Usually I make myself read something before I comment on it. I couldn’t make myself read the Cheney piece in the Wall Street Journal. Dick Cheney and his daughter, Liz Cheney, criticize President Obama for his actions, his judgment, his decisions, and his inaction in Iraq. They say, “Rarely has a U.S. president been so wrong about so much at the expense of so many.” This is like Lucifer complaining it’s too hot in hell. You have to ask why the Wall Street Journal gives the former vice-president and his daughter a whole half page in its op-ed section to blame other people for a disaster Richard Cheney helped to bring about.
Richard Cheney is a war criminal. I don’t say that to stoke up the fires that burn all the time between the Republican and Democratic batttle lines. I say it because he sponsored a war that, eleven years later, most people recognize as illegal. He even persuaded Colin Powell, a man of integrity, to present evidence for war that he knew would be dismissed if he himself presented it. He probably appealed to Powell’s patriotism. Cheney is a man of such limited moral vision, a man so degraded in his heart, that he cannot possibly know the harm he has done. He has no humility, and will always believe he is right.

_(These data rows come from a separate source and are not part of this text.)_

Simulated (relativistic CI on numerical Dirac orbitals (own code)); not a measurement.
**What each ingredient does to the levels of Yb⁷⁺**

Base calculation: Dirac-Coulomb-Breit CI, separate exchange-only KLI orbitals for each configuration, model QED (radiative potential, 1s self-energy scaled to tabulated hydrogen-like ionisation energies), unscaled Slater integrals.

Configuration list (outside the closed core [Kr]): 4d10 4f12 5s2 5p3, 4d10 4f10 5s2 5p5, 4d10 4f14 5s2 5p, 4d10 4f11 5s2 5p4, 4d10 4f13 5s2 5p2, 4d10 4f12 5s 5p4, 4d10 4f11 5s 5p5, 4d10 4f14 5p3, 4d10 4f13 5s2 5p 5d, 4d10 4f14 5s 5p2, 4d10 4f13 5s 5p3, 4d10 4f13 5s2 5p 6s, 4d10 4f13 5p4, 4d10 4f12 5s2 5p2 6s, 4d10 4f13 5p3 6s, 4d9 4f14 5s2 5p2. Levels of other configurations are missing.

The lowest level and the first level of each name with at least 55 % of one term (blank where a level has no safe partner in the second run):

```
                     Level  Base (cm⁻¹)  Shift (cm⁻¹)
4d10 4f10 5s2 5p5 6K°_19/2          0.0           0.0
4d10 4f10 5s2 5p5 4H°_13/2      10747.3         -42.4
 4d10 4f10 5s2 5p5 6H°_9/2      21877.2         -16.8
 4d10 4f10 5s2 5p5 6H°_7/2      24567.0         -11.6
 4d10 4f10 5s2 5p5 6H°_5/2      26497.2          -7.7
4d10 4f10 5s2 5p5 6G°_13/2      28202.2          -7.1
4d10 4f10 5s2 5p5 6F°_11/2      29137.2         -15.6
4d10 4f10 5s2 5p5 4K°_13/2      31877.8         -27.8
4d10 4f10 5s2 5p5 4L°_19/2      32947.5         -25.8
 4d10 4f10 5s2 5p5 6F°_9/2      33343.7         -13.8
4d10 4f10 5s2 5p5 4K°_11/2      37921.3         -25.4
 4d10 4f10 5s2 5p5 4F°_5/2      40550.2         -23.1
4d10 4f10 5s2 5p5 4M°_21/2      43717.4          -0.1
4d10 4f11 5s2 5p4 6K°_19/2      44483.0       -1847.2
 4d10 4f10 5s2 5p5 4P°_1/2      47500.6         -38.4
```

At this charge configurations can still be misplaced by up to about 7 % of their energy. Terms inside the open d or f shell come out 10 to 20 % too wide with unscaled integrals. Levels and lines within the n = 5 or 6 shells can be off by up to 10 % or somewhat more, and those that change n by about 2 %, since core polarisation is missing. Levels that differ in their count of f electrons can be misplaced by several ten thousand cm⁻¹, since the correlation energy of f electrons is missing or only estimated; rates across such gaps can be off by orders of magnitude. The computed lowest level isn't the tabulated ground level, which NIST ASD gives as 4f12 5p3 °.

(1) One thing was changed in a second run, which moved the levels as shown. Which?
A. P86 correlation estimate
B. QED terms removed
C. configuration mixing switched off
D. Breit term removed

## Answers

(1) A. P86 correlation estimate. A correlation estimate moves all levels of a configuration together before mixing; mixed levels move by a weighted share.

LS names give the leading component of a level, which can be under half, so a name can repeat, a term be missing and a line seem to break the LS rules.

Around the time Senator Paul Wellstone, Democrat from Minnesota, took a stand against the war in Iraq, in the fall of 2002, Vice-President Cheney personally summoned Wellstone to his office. Ostensibly to talk with him about his vote on the war, Cheney wanted to keep Wellstone quiet because the senator had expressed skepticism about the 9/11 story: you know, the story about nineteen Saudis with box cutters, how they leveled three skyscrapers in lower Manhattan with two airplanes. According to Wellstone, Cheney told him, “If you vote against the war in Iraq, the Bush administration will do whatever is necessary to get you. There will be severe ramifications for you and the state of Minnesota.”
Days later, on October 25, 2002, Wellstone and his family were dead, victims of a plane crash investigators couldn’t explain. When Cheney threatens you, he means it.
To return to Cheney’s criticism of Obama: the former vice-president may have no second thoughts about his disastrous tenure in office, and the Journal may lend him a platform to bring his successors down, but history’s judgment of his actions while in office will not be kind. Like powerful, unprincipled and reckless kings of old who fomented war, only to bring misery, death and defeat to their own people, future generations will recognize the nature of this man. Rarely has one bad individual caused so much trouble, or caused such extensive ruin.